No, we are definitely an instant coffee nation. For most people it’s a question of convenience. Freed from the grinding, boiling, plunging and pouring, Brits take pleasure in the simple preparation of instant coffee: a kettle, a cup and Nescafé. Some speculate that this ritual has its origins in television, when the short breaks between programmes left insufficient time for preparing ground coffee. Others think it came from the “coffee break,” a 1952 invention of the Pan-American Coffee Bureau that set the precedent for a quick fix at work.

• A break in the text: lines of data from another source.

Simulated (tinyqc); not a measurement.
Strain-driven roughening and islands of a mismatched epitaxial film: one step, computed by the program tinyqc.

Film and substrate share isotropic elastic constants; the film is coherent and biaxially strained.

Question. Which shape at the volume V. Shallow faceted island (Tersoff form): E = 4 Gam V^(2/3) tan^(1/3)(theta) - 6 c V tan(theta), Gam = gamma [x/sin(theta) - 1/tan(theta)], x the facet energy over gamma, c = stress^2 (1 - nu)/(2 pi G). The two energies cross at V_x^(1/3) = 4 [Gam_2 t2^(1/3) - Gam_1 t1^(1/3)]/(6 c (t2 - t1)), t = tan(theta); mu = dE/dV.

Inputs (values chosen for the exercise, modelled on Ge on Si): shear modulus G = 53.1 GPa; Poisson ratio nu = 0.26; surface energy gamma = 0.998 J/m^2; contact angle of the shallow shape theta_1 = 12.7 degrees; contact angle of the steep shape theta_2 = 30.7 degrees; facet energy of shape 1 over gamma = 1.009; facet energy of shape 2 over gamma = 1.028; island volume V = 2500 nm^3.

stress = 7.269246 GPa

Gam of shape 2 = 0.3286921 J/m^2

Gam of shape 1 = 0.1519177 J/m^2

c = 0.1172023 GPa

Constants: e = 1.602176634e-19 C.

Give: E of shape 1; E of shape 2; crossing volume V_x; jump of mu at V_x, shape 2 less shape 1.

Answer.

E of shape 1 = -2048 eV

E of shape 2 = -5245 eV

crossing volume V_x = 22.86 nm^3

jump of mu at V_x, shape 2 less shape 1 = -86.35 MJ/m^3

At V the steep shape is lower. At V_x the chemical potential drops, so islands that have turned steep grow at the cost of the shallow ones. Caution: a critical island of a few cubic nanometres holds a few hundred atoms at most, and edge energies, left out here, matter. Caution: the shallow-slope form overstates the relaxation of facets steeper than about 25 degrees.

But the convenience argument only goes so far in explaining our attachment. Why, for example, did the Americans, inventors of instant coffee and convenience kings, never give in? Only 7 per cent of Americans habitually drink instant coffee compared to around 75 per cent of Brits. Despite American troops introducing Britain to instant coffee during the second world war, most Americans deem it fit only for a camping weekend.

When instant coffee arrived in Britain, most people didn’t miss the ritual of preparing ground coffee. After centuries of drinking tea, pre-war coffee consumption was marginal. This was not the case in America, where 98 per cent of families drank coffee, almost entirely ground. The ceremony of preparing ground coffee, its smell, sound and taste, was deeply embedded in the American experience of coffee but had little resonance here in Britain. Unfamiliarity helped the British adjust to the taste of instant coffee in the 1940s and 1950s. Made with low-quality robusta beans rather than the more sought after arabica variety, it was often bitter and stale.

Through an alliance of consumption patterns with the imagined experience of America in war-weary Britain, the easy-to-brew army coffee came to be considered the height of sophistication. By 1950, coffee sales were already three times higher than before the war. The technology behind instant coffee was part of its charm: in the 1950s, Nestlé made constant reference to the mysterious “special Nestlé process” and enthusiastically advertised the preservative soup they engineered to stop the coffee going stale.

If instant coffee seemed to signal a new era, its appeal was especially strong for women. Like other modern conveniences, it promised to help reduce the domestic load. In one Nestlé advert a mother is busy on a typewriter when her son brings home a pot of Nescafé. “Made in an instant, right in the cup; no grounds, no bother,” the advert claims. Nestlé hoped that hooking women, the primary shoppers, would hook the nation—and it did.

Since the 1950s, instant coffee has been through different guises. In the 1980s and 1990s it took on a romantic image, thanks to the hapless suitors in Nescafé’s Gold Blend adverts. When they finally kissed in the final advert, the nation swooned and, of course, bought more coffee. It was understood that while you offered the builder tea, you drank coffee with the person you fancied. This image helped instant coffee overtake tea to become Britain’s most popular hot drink in 2005, with a market share of 33.5 per cent.

More recent evidence suggests our coffee habits are changing. Instant coffee’s association with the United States and with unfathomable factory processes—the things previously central to its appeal—are now its biggest weaknesses. New consumer trends prioritise the “real thing”: organic, fair trade and straight from the source. Many people are turning towards ground coffee. According to the think tank BritainThinks, the cafetière has become one of the defining symbols of Britain’s middle class. In a sign of this trend, is Nescafé entering the fray with their Dolce Gusto coffee machines, which use capsules of ground coffee.

The instant coffee market has not been left behind. Surprisingly resilient, it has created new brands that press the buttons of the cafetière-drinking consumer. Nescafé has introduced Alta Rica, which boasts “100% Arabica beans from the finest coffee regions in Latin America.” In 2010 Starbucks joined the race and promised to “reinvent the category” with the release of their instant coffee brand Via in the UK.

For now, the future looks bright for ground coffee. Propelled by its association with high street cafés and capturing the spirit of contemporary tastes, it is on the ascendant. But whether from convenience, canny marketing or habit, instant coffee will continue to be a fixture in British homes for many years to come. We may occasionally sip flat whites and frappuccinos, but most Brits are still content with a cup of instant. One spoon or two?